Wednesday, September 17, 2008

Filmy litter

Do you remember the movie Dil Chahta Hai and that scene where Akshay Khanna meets Dimple Kapadia? There she is trying to heave her luggage into her new flat when the handle snaps on one of her suitcases. Akshay steps in to help the damsel in distress. But what does said damsel do with the broken suitcase handle? Well, she tosses it aside, of course.
Cut to the Kannada movie, Pallaki. Here we had handsome hero Prem crazily in love with heroine Rumanitu Choudhary. You remember the movie’s great hit song, Kannalli neeneyne, of course. A sequence in the song shows Rumanitu walking down the road with a friend when the heel on one of her sandals suddenly snaps. So the disgusted heroine takes off her broken sandal, tosses it aside, and walks on.
I loved how little things were shown in such a realistic fashion in Dil Chahta Hai – how, for example, when they finally get her luggage in, Dimple collapses onto the divan, and then realizes she has landed on her bag and pulls it out from under her. Or how Aamir Khan gives his mike to a technician before he goes out to dance and sing Koi kahey, kahta rahey. Sadly, the scene with the suitcase handle also mirrors reality: most people would have done as Dimple (and Rumanitu) did. She threw her trash aside amongst some plants near a wall. Not in a dustbin. The saddest part is that the heroes in both the movies did not find their lady loves’ littering ways odd or inappropriate. Nor for that matter, did anyone in the audience. Is it any wonder our cities are full of trash? Raise your hands all of you who keep your bus tickets, chocolate wrappers or juice boxes with you till you can find a place to dispose of them. Raise you hands all those who talk to others to stop them littering.
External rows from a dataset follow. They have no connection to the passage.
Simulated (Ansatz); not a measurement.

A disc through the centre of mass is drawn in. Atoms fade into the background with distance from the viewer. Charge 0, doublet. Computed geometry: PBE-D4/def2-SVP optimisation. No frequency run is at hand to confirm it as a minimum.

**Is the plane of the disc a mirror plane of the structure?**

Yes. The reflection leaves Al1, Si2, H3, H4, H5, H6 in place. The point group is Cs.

What if the directors had done things just a little differently? Dimple’s character could very easily have been shown throwing the broken handle into a dustbin, just as Rumanitu’s character in Pallaki could very easily have carried her broken shoes home to throw them in a dustbin there, rather than toss them into some bushes along the footpath. Would these minor changes have influenced anyone’s behaviour? Perhaps not with just one scene in one movie. But if all our movies showed our heroes and heroines treating trash responsibly, a standard of acceptable and desirable behaviour could perhaps get set: it’s un-cool to litter.
We can rant all we want about how the administration/ municipality/ politicians/the neighbours/poor people/ auto drivers/tourists/ somebody (other than us, that it) is to blame for the piles of trash that we find everywhere in Bangalore. But the truth is, it is us. We are the ones who dirty our cities.